UBS and Credit Suisse are both preparing to extract staff. The red stuff is likely to flow far more freely at UBS.
New UBS chief exec Marcel Rohner told shareholders at the bank’s annual general meeting today that details of the new cuts will be provided next month, but they’ll be in addition to the 1,500 already announced.
Credit Suisse revealed yesterday that it plans to eliminate another 500 investment banking jobs, and is expected to unveil its first quarterly loss in half a decade when it announces its results tomorrow.
UBS bankers are in the biggest pickle. The bank has made $37.4bn of writedowns so far, almost entirely related to an untimely rush into CDOs and other structured credit products, and is now planning to shear its investment banking arm to a fraction of its size and put an end to cross-subsidisation from the private bank.
Credit Suisse is merely cutting a few hundred jobs across M&A, fixed income, equities trading, and the back office.

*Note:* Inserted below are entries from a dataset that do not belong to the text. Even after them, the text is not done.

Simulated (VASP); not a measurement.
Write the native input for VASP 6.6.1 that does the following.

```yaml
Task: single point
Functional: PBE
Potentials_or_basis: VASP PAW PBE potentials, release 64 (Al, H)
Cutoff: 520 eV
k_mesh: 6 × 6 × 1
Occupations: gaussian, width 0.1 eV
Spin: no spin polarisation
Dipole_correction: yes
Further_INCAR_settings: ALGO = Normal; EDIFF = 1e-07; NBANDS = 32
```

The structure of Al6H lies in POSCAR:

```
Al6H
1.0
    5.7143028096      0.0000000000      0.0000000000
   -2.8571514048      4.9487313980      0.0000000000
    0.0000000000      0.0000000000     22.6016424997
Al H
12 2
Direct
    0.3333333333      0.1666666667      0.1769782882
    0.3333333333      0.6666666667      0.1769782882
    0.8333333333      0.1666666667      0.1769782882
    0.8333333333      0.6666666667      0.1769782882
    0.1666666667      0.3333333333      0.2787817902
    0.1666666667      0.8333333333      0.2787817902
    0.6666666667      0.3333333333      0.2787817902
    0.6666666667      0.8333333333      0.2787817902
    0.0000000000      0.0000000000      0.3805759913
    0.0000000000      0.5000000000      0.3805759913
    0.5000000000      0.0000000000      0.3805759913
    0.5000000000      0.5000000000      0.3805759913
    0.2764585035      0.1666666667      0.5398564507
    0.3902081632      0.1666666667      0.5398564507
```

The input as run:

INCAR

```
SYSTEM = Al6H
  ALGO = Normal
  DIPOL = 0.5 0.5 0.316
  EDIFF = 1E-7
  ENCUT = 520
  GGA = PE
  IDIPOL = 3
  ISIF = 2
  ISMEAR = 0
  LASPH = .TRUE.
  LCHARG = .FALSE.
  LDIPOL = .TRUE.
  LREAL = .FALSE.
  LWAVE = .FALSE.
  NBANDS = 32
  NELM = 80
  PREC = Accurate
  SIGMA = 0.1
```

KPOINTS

Bankers with a Swiss bent may conclude Credit Suisse is the better bet.
“The pull-back in staff and capital at UBS’ investment bank is going to make it very difficult for it to compete in future,” says David Williams, head of European banks research at Fox-Pitt Kelton. “Of the two, Credit Suisse looks like it’s more committed – its problems are tiny compared to those at UBS,” he adds.